“Tightrope” was slickly positioned as more of the same from Eastwood. Warner Bros. cut a trailer that led with the misleading implication that it was a serial killer thriller wherein everyone from Eastwood’s character to the mayor are under suspicion. They’re not (the film makes this very plain by showing the perpetrator’s face, thinly masked in shadow, in its opening scene), but this bait-and-switch didn’t bother moviegoers. “Tightrope” was a critical and commercial success. It topped the box office on August 17, 1984, and remained at number one for the next three weeks (fending off challenges from “Red Dawn,” “Ghostbusters” and “The Karate Kid”). It was Clint as a cop, and audiences seemed generally unfazed by the film’s highly provocative content because, if nothing else, it was properly rated R (unlike “Red Dawn,” which some media watchdogs felt exploited the laxness of the then new PG-13 rating).

40 years later, the film’s screenwriter Richard Tuggle thinks its treatment of forensics as a novel investigative tool might seem dated, but its depiction of a cop whose personal kinks intersect with the m.o. of the murderer still resonates. As he told me in an interview, he was inspired to write the script after reading about a string of rape-murders in the Bay Area. Given that he’d worked with Eastwood, he initially saw it as a standard cop thriller. “I’ll have some cop, some Dirty Harry guy chasing a rapist,” said Tuggle. “And it just didn’t seem very interesting.”

Tuggle then thought it would be more interesting if the cop character, named Wes Block, worked on the vice squad and seemed to have some kind of connection with the murderer. Over lunch with a man and a woman from the Los Angeles vice squad, he found his movie. According to Tuggle:

“I said [to the male cop], ‘How does being in vice squad and seeing all this sexual stuff all the time affect you?’ And this cop said, ‘It’s made me treat my wife more tenderly in bed.’ And it hit me very strongly. I realized that the movie had to be about the connection between the vice squad cop and the serial killer. The cop had some of the same sexual weirdness and desires that the killer did, and the two would mirror each other.”

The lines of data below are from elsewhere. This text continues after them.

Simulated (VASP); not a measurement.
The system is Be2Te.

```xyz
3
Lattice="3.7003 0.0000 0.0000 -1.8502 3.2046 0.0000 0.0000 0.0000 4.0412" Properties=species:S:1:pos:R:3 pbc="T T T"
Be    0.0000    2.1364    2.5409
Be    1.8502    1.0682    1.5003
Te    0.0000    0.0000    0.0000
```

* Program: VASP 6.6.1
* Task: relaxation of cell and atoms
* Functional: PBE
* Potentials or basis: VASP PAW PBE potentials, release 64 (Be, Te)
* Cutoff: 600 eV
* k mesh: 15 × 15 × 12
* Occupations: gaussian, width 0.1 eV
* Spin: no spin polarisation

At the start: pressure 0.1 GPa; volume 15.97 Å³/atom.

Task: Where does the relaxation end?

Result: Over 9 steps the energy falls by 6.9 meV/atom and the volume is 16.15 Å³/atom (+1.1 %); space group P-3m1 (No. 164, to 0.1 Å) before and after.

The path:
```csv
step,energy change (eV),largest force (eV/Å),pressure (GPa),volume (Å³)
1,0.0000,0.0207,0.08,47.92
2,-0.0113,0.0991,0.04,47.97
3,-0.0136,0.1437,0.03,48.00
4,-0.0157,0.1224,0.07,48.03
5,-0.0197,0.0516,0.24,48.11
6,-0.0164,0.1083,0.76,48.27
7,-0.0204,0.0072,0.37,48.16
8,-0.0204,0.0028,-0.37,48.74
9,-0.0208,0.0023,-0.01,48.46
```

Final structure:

Upon completing his screenplay, Tuggle brought it to “Dirty Harry” director Don Siegel, with whom he’d worked, along with Eastwood, on the hit “Escape from Alcatraz.” Siegel told Tuggle to take it to Eastwood, which he did with the stipulation that he would direct the movie. Eastwood acquiesced, but he did have a few requests, the most significant being that Tuggle move the film out of San Francisco, which was too closely associated with the “Dirty Harry” films. Having worked and reveled in New Orleans before, Tuggle thought the Louisiana metropolis would be perfect. Again, Eastwood agreed, so they eventually found themselves in the Big Easy making a cop flick unlike any the star had attempted before.